With no name and with no type of story

Where do I live?

Tell me, where do I exist?

(“Immaterial”)

There’s a world inside of you

I wanna know what it feels like

I wanna go there with you

(“It’s Okay To Cry”)

Electronic producer, songwriter, singer, artist and self-affirmed pop star, SOPHIE, passed away last week, on January 30 at the age of 34. The artist was climbing a cliff, wanting a vantage point from which to see the full moon. The moon that night, pictures of which exploded on twitter as it shone over the Greek parthenon, was honoured as “SOPHIE’s moon.” One user on reddit commented on the now-famous photograph by Yiannis Liakos, saying, “I imagine that now, SOPHIE is floating through the cosmos like the ethereal being [SOPHIE] is, shape shifting freely.”

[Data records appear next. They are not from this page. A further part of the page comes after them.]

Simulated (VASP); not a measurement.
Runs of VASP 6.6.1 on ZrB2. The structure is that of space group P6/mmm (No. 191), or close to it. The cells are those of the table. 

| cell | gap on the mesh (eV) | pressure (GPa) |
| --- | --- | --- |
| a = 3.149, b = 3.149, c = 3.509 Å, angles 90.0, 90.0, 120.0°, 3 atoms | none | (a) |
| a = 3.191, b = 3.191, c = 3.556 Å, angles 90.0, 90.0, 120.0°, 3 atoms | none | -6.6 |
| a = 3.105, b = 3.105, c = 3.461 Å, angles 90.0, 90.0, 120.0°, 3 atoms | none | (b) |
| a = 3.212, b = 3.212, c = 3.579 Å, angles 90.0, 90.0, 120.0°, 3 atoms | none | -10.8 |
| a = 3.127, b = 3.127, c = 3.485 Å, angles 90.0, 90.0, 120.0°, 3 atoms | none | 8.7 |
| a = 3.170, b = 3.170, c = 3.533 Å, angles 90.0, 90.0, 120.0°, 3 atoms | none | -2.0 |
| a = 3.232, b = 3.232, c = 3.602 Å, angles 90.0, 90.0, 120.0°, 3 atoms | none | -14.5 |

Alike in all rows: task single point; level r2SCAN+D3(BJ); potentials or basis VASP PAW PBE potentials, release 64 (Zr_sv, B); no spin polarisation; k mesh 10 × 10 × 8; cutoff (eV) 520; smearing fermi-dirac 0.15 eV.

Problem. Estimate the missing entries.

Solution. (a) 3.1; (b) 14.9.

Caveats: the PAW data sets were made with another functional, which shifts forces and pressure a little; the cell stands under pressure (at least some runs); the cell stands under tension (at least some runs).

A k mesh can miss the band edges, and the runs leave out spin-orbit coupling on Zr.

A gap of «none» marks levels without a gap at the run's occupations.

SOPHIE’s impact on the music industry cannot be overstated. As a producer, SOPHIE made possible some of the most iconic songs from artists that since took off or were able to pull themselves into the spotlight again with a fresh sound: the careers of Le1f, Vince Staples, Charlie XCX, Madonna, Superfruit and Kim Petras were all boosted by SOPHIE’s sounds. When it comes to SOPHIE’s own music, it’s never like anything I’ve heard before; for me, someone who when understimulated thrives on music that “scratches a brain itch” (I would not be able to concentrate on writing this right now without SOPHIE in the background) it is audio gold. The bold steps SOPHIE took with every piece, in audio, visuals and lyrics, challenged people in every sense.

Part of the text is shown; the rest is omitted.